Advisors: Are You Amazon or Borders?

3 MIN READ

Last Updated on July 20, 2020 by John Prendergast

What happened to Borders?

Failure to adapt

Once upon a time in 2005 the literary mega-retailer Borders had more than 1,200 stores. As of September, they’ve disappeared in a poof.

Borders was founded in 1971 by Tom and Louis Borders, University of Michigan graduates who took over an 800-sq foot used bookstore. Publisher Peter Osnos wrote on The Atlantic website that part of their unique offering was that they had developed “an inventory tracking system that, by the standards of the time, was as sophisticated as computers allowed.” Ironically, it was the company’s inability to adapt fast enough to the growth of online commerce that contributed to its downfall.

via The Huffington Post

What happened to Borders is what happens to every business that continues to focus on what customers wanted in the past and fails to adapt to changing demand: they went extinct in a flash, dinosaur-style. Online shopping took off and Borders somehow failed to notice. The financial advice business is having a similar tectonic shift in underlying technology and consumer desire. What are you doing to evolve?

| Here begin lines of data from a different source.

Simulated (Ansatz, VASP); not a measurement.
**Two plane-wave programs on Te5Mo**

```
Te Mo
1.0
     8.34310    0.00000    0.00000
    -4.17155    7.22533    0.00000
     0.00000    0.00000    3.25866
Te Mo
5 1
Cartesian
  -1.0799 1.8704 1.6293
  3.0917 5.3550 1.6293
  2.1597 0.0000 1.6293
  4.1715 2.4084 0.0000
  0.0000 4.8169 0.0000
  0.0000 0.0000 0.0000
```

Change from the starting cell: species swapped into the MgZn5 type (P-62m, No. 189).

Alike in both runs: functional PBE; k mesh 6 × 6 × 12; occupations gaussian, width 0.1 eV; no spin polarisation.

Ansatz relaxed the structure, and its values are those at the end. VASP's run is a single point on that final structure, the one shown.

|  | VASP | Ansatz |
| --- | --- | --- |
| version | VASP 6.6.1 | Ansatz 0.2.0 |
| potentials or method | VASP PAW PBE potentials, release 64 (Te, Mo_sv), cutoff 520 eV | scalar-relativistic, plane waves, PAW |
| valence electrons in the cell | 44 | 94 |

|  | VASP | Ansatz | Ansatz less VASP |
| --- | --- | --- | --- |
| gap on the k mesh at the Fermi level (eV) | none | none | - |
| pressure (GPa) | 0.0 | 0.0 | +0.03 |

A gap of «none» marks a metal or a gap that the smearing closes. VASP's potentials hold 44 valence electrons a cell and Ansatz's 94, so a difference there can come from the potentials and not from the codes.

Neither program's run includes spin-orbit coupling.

Value erodes by standing still

Bookstores essentially offer the same value proposition to consumers they did 2 centuries ago. Looking for something to read? Go there and you can pick from their selection, touch and feel the books, stand shoulder to shoulder with other bibliophiles, pay a fair price and even get a coffee in a comfy chair (Ok, that last bit is new). By contrast look at Amazon.com. It catalogs millions of book titles you can pull up in an instant. You can see the books, look inside and read bits of most books. And Amazon also has reader reviews and a recommendation engine based on both your and other peoples purchases. They even have over half a million e-books, many of which are free. Plus you can order lots of other stuff and while not immediate, shipping is very fast.

So, while not without their advantages, the basic bookstore value proposition has become pretty weak as these options have sprung up. First you have to go to the bookstore, second, they can’t possibly have anywhere near a complete selection – every bookstore would need to be the size of the library of Congress. Bookstores haven’t changed much. But just by standing still they have become inconvenient and constrained. Sure, you can get that great coffee, a comfy chair and touch the books or even read a little. And that last bit is why most people go to bookstores today – not for the books, but for the experience. While bookstores have evolved a little, what consumers want from them has changed dramatically and that shift has restructured the industry.

Bookstore advisors: you ARE being disrupted.

You see, what clients expect from you is different now and that change will accelerate. What are Bookstore advisors doing that makes them doomed to fail? Nothing. Or better yet, nothing different. They are becoming less valuable to clients simply by doing the same things they always have.

That model? It ain’t gonna last. Why?

  • Bookstore-style client service is becoming less interesting by the nanosecond.
  • A Prestigious firm name doesn’t mean as much anymore.
  • Referrals won’t work if your prospective client Googles your name only to find your cookie-cutter “Advisor” website and inactive social profiles.
  • Free consultations suck. Nobody has time for them anymore.
  • Advertising sucks harder than free consultations. Inbound marketing is where it’s at.

How can you be the Amazon of financial advisors?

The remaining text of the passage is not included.